This is described as a standalone thriller, but it seems to me to have all the makings for the start of a series. That would make me happy because I found the main character, police detective Jamie Day, to be quite interesting. To be sure, I enjoyed this one, although I’d describe it as gritty and sexually explicit.

The year is 1987, and the “star” of the show, Jamie Day, is a police detective who’s just come to West End London Central Police from a relatively quiet seaside town. Not only must he learn to navigate a huge city with which he’s unfamiliar, his first day on the job, the 22-year-old runs smack dab into a dead body – one that’s been chopped up in pieces, no less. Worse, more dead bodies turn up in relatively short order – a clear sign a serial killer is having a gay old time.

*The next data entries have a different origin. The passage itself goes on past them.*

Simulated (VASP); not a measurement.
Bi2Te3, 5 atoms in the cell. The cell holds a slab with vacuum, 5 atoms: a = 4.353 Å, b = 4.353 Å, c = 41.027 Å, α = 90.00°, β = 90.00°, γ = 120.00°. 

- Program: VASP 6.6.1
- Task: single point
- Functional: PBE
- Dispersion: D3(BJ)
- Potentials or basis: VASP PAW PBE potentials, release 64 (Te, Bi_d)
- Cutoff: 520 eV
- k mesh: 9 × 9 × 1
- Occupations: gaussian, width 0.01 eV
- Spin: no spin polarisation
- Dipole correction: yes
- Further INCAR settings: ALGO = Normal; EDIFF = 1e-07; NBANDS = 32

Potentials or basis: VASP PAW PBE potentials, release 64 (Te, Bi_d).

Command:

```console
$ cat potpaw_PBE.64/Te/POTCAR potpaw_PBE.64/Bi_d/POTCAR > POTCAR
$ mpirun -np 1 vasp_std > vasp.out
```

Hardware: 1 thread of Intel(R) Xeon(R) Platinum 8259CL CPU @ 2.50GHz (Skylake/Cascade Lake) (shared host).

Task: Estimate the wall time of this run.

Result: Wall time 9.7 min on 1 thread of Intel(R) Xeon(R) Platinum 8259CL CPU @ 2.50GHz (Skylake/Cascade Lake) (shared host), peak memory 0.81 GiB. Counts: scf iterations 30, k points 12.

Readers follow Jamie as he finds housing, works on not getting lost in and around the city and on the developing relationships with department co-workers (some decent, others a bit shaky, at least at the start). In between those chapters are those that focus on the victims and the killer, so readers know what’s going down long before Jamie and his team get a clue.

Things work out in the end in a way that, as I mentioned before, hints at more to come – so I’ll be watching to see if that happens. Meantime, I thank the publisher, via NetGalley, for allowing me to get in at the beginning by way of a pre-release copy. Thoroughly enjoyable!

The Quiet Kill by Robert Bryndza (Raven Street Publishing, July 2026); 390 pp.